A fair criticism. Personally, I've spent enough time around folks who followed their passion and seen where it got them that I'm 100% on board the utility function train.
It's not binary though. It's a complex weaving dance between passion and utility for most people if you are to be both reasonably happy and well off.
The problem occurs when passion and expectations differ. An artist who expects a good, easy life, to be wealthy as a plumber etc.

Utility is fine. Packing shelves is fine. Do you have time to follow your passion out of work? Can you make your passion pay enough? Most people I've met who gave up on their passion seemed to want praise, fame and/or notoriety rather than the 'art' or whatever they were producing.

Exactly, I know so many part-time artists/musicians... even a few part time scientists. If the passion/art is really important to you, you'll find a way (there's a homeless guy I know who paints and chalks). You may not get what you want, but maybe you'll still get what you need.

Somewhere in here there's the Peter principle that people rise to their highest level of incompetence... it's true in art as well as engineering/business.

Oh how I would LOVE to know more! Can you give examples?
Join a startup as a soon-to-be father, following your dreams, and have the thing explode in your face, then finally recover and get a job at a megacorp (a week before the baby is due)?

Utility for the win! Following your dreams is fun and all, but the risk/reward ratio is just way out there.

Getting a stable job at a big company to be able to support your family after taking a risk on a startup doesn't sound like a terrible outcome to be honest.
Sounds optimal actually, you want to take risk when allowed and stop taking that risk immediately when your life changes.
So the take-home here is take all your career risks before you take on dependents?
Yes, but probably not while your wife is pregnant.
Acting and professional sports are good examples, but consider anything with very low odds. You hear about the successes, not about those who didn't make it (the 99%). They had passion too.
I've only had a quick look. I really like the idea of the site, almost desperately so. But the lists of top things to work on that I found seemed a bit disappointing. AI safety policy made the top of one list.

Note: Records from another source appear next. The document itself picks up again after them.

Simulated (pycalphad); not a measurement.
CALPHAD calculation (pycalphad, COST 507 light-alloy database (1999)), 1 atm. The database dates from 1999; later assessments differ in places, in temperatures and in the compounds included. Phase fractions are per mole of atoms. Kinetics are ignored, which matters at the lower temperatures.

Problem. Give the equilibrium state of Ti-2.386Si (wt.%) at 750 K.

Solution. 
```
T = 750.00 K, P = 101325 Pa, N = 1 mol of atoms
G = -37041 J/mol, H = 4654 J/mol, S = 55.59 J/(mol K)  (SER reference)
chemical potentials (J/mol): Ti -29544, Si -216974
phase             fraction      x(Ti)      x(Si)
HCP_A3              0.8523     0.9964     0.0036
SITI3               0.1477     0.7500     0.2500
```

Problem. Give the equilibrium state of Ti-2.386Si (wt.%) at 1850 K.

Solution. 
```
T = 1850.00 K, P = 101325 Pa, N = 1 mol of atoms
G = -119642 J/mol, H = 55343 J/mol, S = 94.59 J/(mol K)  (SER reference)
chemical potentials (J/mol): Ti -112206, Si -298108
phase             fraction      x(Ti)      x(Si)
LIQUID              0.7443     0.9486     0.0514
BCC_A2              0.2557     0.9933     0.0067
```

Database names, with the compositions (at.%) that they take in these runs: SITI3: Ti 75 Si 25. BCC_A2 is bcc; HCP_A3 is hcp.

My undergrad AI lecturer told us that it was widely "known" AI was soon going to be generally smarter than humans when he was an undergrad. He wasn't convinced evolutionary changes were going to get us there. It was some 15 years ago I was listening to him, probably 20 or more years before that when he was an undergrad. We still seem to be saying it's 10, 20, or some other made up number of years away.

I'm not even sure there's a significant future problem here. Not on the scale of, say, becoming a multi-planetary species or resolving issues with antibiotic resistance.

Fair enough, but consider that a "dumb" AI running the world on incentives that don't match human and planet welfare is already our current condition - it's called The Economy. While the overall system isn't a perfect AI just yet, any specializable part is already operating at an intelligence far past the point of (most) individual human ability, and the tools to control this system (monetary policy, democratic systems) are increasingly being eroded (untraceable/uncontrollable money systems, pay-to-win democracy). There may be some human intelligence amongst the overall system but, even if we never make a Perfect AI to rule it all, the point at which we're not able to really change the incentive/value system is coming near - if it hasn't passed already.

(That probably has nothing to do with the actual AI Safety problems studied today in regards to pure AIs. But damned if this isn't an important-A-F cousin of the problem.)

Is that not talking about general A.I. tho? And sure, many people argue that might never happen ... But we already have many specific A.I.s, and those specific A.I.s are already making lots of big decisions that affect people's lifes. Sounds like some safety policy there could be worth thinking about.
Its not particularly interesting though. A calculator is a kind of specilized AI that can do maths massively faster than a human can.
Well, it's not going to be interesting to everyone. But there are many people who are interested in it; Cathy O'Neil wrote a whole book about it. The main point is I'd argue that it's a big problem that needs people to look at it. (80,000 hours website was actually talking about general AI - https://80000hours.org/career-guide/world-problems/ - but I'd still argue specific A.I.s need attention too)
Yes. But then specific AI safety is an even smaller problem.
Disagree. It's a different problem, not necessarily smaller. It's clearly not yet a solved problem, and as some of the issues interact with many other social issues there are no easy answers. https://en.wikipedia.org/wiki/Weapons_of_Math_Destruction is the usual starting point referenced here.
My passion is for utility
What is the difference between "following your passion" and "maximizing your utility function"? "Utility function" is simply a fancy mathematical way of saying, "that which makes you happy". Maximizing your utility function is maximizing that which makes you happy, which is pretty close to following your passion, isn't it?
I meant it mostly in a sense of maximizing financial rewards by producing goods and services rewarded by the market. This activity may or may not overlap with what you enjoy doing. A typical example would be working in finance vs making art.